BLACK ANT'S JOURNEY TO JAPAN: A MODERN TANKA SEQUENCE by Randy Brooks. AHA Books Online.

Randy Brooks directs the writing majors at Millikin University in Decatur, Illinois where he also teaches computer sciences. If you know the retro-pages of AHA!Poetry, you are in for a big surprise to see Randy's book come alive in color with real photos on your screen.
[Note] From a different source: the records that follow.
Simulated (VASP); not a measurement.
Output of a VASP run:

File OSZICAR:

A year ago April, Randy Brooks was one of the Haiku Society of America's delegates to the Haiku International Meeting in Tokyo and the resulting tour of Japan. He kept his memories in tanka, and this book records his journey. Day by day, station by station, photo by photo you go with him through the ups and downs of travel. At the end of the book is Randy's e-mail so you can instantly write to him with your comments. Our world is truly amazing. Don't miss this trip!

 

spring rain
darkens
the airport runway,
my narrow road
to Japan

THE WAY OF THE HAWK. Journal in the form of haibun: A year in the lives of the celebrated red-tailed hawks of Central Park. Doris Heitmeyer, 315 East 88th Street, Apt. 1F, New York, NY 10128-4922 (U.S.A). 1998, 21 pages, 5.5 x 8.5, paper, saddle-stapled. $5.00 U.S. currency ppd., from author.

Great bird stories made even better for being told with heart and infinite care. Crafted and inspired. Personal and universal. Even bird-haters would find Doris's haiku a pleasure. Don't miss getting this book. Highly recommended.

FIELD: A Circle of Haiku. Don Eulert. AHA Books, POB 767, Gualala, Ca 95445. Perfect bound, 5 x 8, two-color cover, illustrated by Marci Brealey, 120 pp., $15.00 ppd.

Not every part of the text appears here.